Almost every successful locked-breech semi-auto pistol out there is a 1911 derivative! There aren't very many rotating barrel, short recoil pistols out there, and very few gas operated pistols (and REALLY few long recoil pistols)!

Is a GLOCK a 1911 derivative? Yes.

Single stack? No
Hammer? No
Single action? No
Steel frame? No
Safety? No.
Beautifully designed gracefully curved aesthetics and ergonomics? No (give me a second to find my asbestos suit...)
Swinging link? (in my mind, this is actually the biggest difference between a 1911 and a GLOCK).... wait for it.... NO!

How is it a derivative? It's a Browning-designed tilting breech! Without SOMEONE figuring out that tilting breech, we'd be stuck with rotating barrels (which are probably conceptually fine, they just haven't taken off). And yes, this is definitely the most important facet of handgun design. We've got to contain the pressure somehow.

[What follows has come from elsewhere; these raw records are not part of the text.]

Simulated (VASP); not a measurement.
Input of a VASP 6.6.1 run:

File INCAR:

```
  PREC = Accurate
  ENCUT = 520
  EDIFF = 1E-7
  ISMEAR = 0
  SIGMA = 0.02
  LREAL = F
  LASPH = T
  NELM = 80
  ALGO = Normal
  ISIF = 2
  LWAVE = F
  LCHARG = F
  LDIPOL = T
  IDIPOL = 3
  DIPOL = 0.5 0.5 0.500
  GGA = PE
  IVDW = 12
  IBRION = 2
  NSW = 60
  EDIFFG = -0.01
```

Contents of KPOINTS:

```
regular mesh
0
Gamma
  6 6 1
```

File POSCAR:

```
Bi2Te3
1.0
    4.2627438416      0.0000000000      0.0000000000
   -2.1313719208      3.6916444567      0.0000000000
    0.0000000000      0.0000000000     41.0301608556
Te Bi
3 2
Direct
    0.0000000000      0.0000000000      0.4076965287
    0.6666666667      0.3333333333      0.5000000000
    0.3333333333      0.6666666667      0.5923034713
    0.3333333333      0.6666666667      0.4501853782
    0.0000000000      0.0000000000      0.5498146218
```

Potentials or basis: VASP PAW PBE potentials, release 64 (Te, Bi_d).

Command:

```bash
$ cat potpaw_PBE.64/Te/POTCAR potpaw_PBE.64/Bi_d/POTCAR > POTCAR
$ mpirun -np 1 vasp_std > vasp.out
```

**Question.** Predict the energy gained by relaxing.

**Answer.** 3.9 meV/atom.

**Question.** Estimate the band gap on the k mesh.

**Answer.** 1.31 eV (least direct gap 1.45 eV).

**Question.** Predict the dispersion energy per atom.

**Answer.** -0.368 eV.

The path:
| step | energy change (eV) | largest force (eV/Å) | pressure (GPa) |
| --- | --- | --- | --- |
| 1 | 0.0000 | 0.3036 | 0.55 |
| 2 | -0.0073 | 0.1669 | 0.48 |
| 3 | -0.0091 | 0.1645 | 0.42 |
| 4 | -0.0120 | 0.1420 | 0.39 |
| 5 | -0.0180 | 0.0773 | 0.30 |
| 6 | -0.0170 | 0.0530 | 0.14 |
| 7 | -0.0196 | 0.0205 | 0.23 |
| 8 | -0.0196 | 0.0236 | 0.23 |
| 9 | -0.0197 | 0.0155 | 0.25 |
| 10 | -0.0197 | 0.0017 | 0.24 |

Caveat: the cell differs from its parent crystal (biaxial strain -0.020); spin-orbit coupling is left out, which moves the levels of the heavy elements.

Just because we (well... Browning) figured out that it is better to not use the swinging link and use an inclined plane instead to lower the breech doesn't mean that the concept of locking the barrel to the slide was new to... well... anyone after Browning. This guy even patented the slide on a pistol (I know, not the 1911, but still one of his designs). I can't find any earlier successful semi-auto pistols that use a tilting breech. If you know of any, please tell me. Really, I want to know. 'Cause I'm a nerd.

So... are we are upset that the Sig won the army trials? Well...
Are we upset that there are other pistols that do well in competitions?
Are we upset that some people like ugly chunks of plastic for carry/competition/duty?

They are all 1911s! Just in various stages of un-1911-liness. Grandkids, you might say. If someone has an earlier design for the tilting breech I need to know about, I'll call them cousins three or four times removed instead of grandkids.

BUT! Until you take away the tilting breech, you are going to have a tough time convincing me that it is not a 1911 derivative.

This whole thread is pointless. But good on the Philippines for using domestic industry. A society that doesn't produce something falls into insignificance and dependence on others.

Yada, yada, yada! :) It is a 1911 to me if it has the action, the trigger, the hammer, the specific safeties i.e. the parts that make bang or stop it from making bang. Double stacking the magazine, lightening the frame with aluminum or polymer, none of that matters to me. Nobody shoots and Glock and thinks, "Oh, another 1911." But a 2011, that is a different story.
 
Nobody shoots and Glock and thinks, "Oh, another 1911."

Well... It's been a while since I shot a Glock, but nearly every time I pick up my S&W Shield (.45) and put it on for the day I really do think...

"Boy am I glad they figured out how to make a 1911 subcompact!"

And boy am I glad it weighs less than it did a hundred years ago too!

(And yes, I like "real" 1911s too. If these new Philippine military ones are as good as the Armscor ones I've seen, I have no question why they find them satisfactory. A pistol is used so seldom that it really doesn't matter all that much to a military what they have, but as far as I am concerned, they did choose well.)